In that time, culture at large has caught up to the beloved classic

By Danielle Chelosky

2005 was less of a year and more of a weird dream. For once, emo had struck the radio waves, unlike the genre’s previous eruptions in the 1980s and ‘90s. Panic! at the Disco — a fizzy young group that played with gender image — sang an eccentric, noisy anthem about infidelity deemed catchy enough for Z100 rotation. My Chemical Romance’s legions of depressed teenagers in black eyeliner (the “MCRmy”) grew by the minute following the release of the theatrical masterpiece Three Cheers for Sweet Revenge. And Fall Out Boy’s seminal From Under the Cork Tree debuted at No. 9 on the Billboard 200 when it dropped on May 3 — 15 years ago this week — and remained there for two weeks.

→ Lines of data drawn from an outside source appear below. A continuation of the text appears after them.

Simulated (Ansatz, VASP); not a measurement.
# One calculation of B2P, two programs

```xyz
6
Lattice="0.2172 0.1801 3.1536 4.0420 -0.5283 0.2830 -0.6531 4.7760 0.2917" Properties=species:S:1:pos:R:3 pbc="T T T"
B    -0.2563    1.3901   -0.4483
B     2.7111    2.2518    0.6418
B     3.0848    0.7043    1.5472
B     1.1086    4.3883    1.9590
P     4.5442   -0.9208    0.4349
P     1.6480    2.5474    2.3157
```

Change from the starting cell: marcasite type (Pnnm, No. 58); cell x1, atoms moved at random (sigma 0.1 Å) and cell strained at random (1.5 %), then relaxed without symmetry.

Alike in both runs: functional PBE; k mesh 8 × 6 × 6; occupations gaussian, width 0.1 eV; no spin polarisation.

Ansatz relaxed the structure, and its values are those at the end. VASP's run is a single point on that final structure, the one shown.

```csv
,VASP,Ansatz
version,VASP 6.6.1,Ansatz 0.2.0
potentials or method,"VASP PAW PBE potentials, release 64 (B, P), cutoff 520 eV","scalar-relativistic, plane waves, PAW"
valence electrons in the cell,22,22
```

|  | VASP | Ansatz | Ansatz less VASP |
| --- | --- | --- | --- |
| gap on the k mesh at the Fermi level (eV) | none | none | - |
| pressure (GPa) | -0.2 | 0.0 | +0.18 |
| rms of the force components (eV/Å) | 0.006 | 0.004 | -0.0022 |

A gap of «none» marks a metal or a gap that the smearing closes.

From Under the Cork Tree wasn’t meant to be a mainstream piece of music. Within the first minute, frontman Patrick Stump makes a casual allusion to self-harm (“The ribbon on my wrist says do not open before Christmas”) on a song titled “Our Lawyer Made Us Change The Name of This Song So We Wouldn’t Get Sued,” which is, on its own, something else to unpack. The track is a tongue-in-cheek track about fame and egotism. It’s also a whimsical introduction to a jam-packed record where FOB call themselves liars from the get-go.

Around this time, social media network Myspace became one of the first online spaces into which teenagers dove headfirst, utilizing it as a new form of self-expression. The crossover between Myspace and emo culture was unmissable. Communities came to life via comments and messages, and music connected users to one another more than anything else. Fans chatted for hours, discussing their favorite songs, their take on recent rumors, and their favorite band members. Hyper-sexualization and self-deprecation became the new trend, making From Under the Cork Tree one of the most resonant pieces of music.

From jealousy to secrecy, Fall Out Boy’s horny moments are always intertwined with something dark. There’s the casual “Oh, don’t mind me, I’m watching you two from the closet / Wishing to be the friction in your jeans” in “Sugar, We’re Goin Down,” which, although creepy, became a relatable line. Jealousy is at the forefront of “Nobody Puts Baby in the Corner," and Stump shamelessly sings: “Can I lay in your bed all day? / I’ll be your best kept secret and your biggest mistake / Hand behind this pen relives a failure every day,” proudly taking on the role as the mistake, which happens a lot on this album.

Today, the album may not seem particularly game-changing. But the aforementioned hyper-sexualization and self-deprecation — which are both scattered playfully and meaningfully throughout the record — have become integral parts of contemporary online culture for both teens and adults. Myspace is dead, but it’s no longer “edgy” to spend all of your time oversharing and making friends on social media; it’s expected. So is being both “horny on main” and outwardly sad. Fall Out Boy chipped away at the idea that depression should be kept inside, and the walls have since come crumbling down. The modern manifestation of Cork Tree is basically a finsta or a Twitter meme account.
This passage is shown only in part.